Reinventing the Sacred argues that Reductionism – the philosophy based on the work of Galileo, Descartes, Newton and their followers that everything can ultimately be understood by reducing it to laws of chemistry and physics – has been the basis of our scientific worldview for nearly 400 years and is the foundation of modern secular society. Using arguments grounded in complexity theory, he argues that it is time to break this “Galilean spell,” since the reductionist approach is inadequate to explain the infinite possibilities of evolution and human history. Instead, Kauffman argues that the highest levels of organization are the result of the unpredictable process of emergence.

“It’s not that we lack sufficient knowledge or wisdom to predict the future evolution of the biosphere or human culture. It’s that these things are inherently unpredictable because we can never prestate what all the possibilities might be,” he says. “Can a couple walking in love along the banks of the Siene really be reduced to the interactions of fundamental particles? No, they cannot.”
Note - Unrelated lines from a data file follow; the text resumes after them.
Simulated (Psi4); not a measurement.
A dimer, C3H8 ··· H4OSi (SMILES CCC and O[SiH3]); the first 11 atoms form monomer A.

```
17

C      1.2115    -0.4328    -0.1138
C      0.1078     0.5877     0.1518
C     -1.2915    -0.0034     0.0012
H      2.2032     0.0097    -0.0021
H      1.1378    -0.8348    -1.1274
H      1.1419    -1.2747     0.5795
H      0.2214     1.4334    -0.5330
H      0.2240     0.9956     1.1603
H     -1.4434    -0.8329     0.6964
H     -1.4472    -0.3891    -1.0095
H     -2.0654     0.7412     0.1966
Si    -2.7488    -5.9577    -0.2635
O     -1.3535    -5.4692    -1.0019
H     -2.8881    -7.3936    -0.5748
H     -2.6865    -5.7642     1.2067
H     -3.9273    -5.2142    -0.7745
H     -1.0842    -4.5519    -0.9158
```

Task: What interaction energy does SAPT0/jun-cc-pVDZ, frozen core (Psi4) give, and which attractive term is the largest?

The book then argues that the process of emergence can provide the platform for reinventing what humankind considers most sacred. It also discusses why arguments for intelligent design fail in the scientific realm and how complexity theory can build a bridge between the traditionally opposed views of science and religion.

“God is the most powerful symbol we have and it has always been up to us to choose what we deem to be sacred,” Kauffman said. “To me, the idea that we are the product of 3.8 billion years of unpredictable evolution is more awe-inspiring than the idea than the idea that everything was created in six days by an all-knowing Creator.”

An essay outlining Kauffman’s Reinventing the Sacred thesis is contained in a new series of 13 essays by distinguished thinkers on the topic “Does science make belief in God obsolete?” currently published on the John Templeton Foundation website at: http://templeton. org/belief/. The preface and first chapter of the book are currently published as an essay titled “Breaking the Galilean Spell” on Edge.org at: http://www.edge. org/3rd_culture/ kauffman08/ kauffman08_ index.html
An essay by Kauffman titled “Reinventing the Sacred” is also scheduled to be published in the May 10 issue of New Scientist magazine.

Source: University of Calgary
http://www.physorg. com/news12833811 7.html

Comment:
The physicists should pick up a psychology text book and read up on the subject they so freely and uninformedly comment on.

All cultures have invented some kind of God. But the invented Gods, spirits and other non-physical entities are sufficiently diverse to conclude that there is no objective, physical or tangible root to them. The root is entirely psychological - an anomaly of the human cognitive system.

I am currently reading Frazer’s ‘The Golden Bough’. I have read other books on ancient myths, legends and practices. It seems clear that humans started to project backward in time to the cause of effects seen in the present. For instance, if a twig is broken in certain way a human can deduce that it was cause by a particular animal of a particular weight walking in a particular way, in a particular direction and at some particular time. Some other species have an innate ability to make some specific deductions, but humans were achieving this by thinking.

But this brilliant system of conscious contemplation has a flaw. If I feel a pinching feeling on my abdomen I might conclude that someone is pinching an effigy of me. Indeed, if anything unanticipated, unusual or unwilled occurs I may backward project to some cause or other.

And this is exactly the nature of all the early myths and practices. Going on a hunting trip a wife may have to walk carefully as if she trips her husband may also trip. She is restricted in all kinds of ways as the belief is that doing the wrong thing effects the husband. The husband, on the other hand, if he stumbles during hunting may beet his wife upon return because she obviously wasn’t careful enough and caused him to trip.

One can see how things have built up: backward projection of causation leads to a belief that certain unrelated events must have caused current conditions. Prevention can the implemented by preventing the causative agent. Then there are rituals and practices. Then using forward causation we assume that some agent must go between to the two remote events. And so it goes on, building up as I have briefly outlined.

So, what is left at the end of all this? If we deconstruct a belief in God we are left with nothing. If there is something more, then the beliefs of ancient Arabs who shunned central government, taxation, sewage and running water (introduced by the Romans and shunned by the emerging Christians) is certainly not the way to go. We are horrified by the practices of fundamentalist Muslims and Islamic Law, but they are faithfully reproducing the conditions of some seven centuries after and substantially more civilised society than the crude people from which Christianity emerged.

One thing Christians hate to be told (thus I tell them again) is that Jesus only ever ate kosher food - many meals (feasts) are described in the bible and they are all kosher - Jesus was a faithful Jewish boy and never shunned his religion (only the corrupt leaders who had embraced the modern practices of the Romans, like toilets).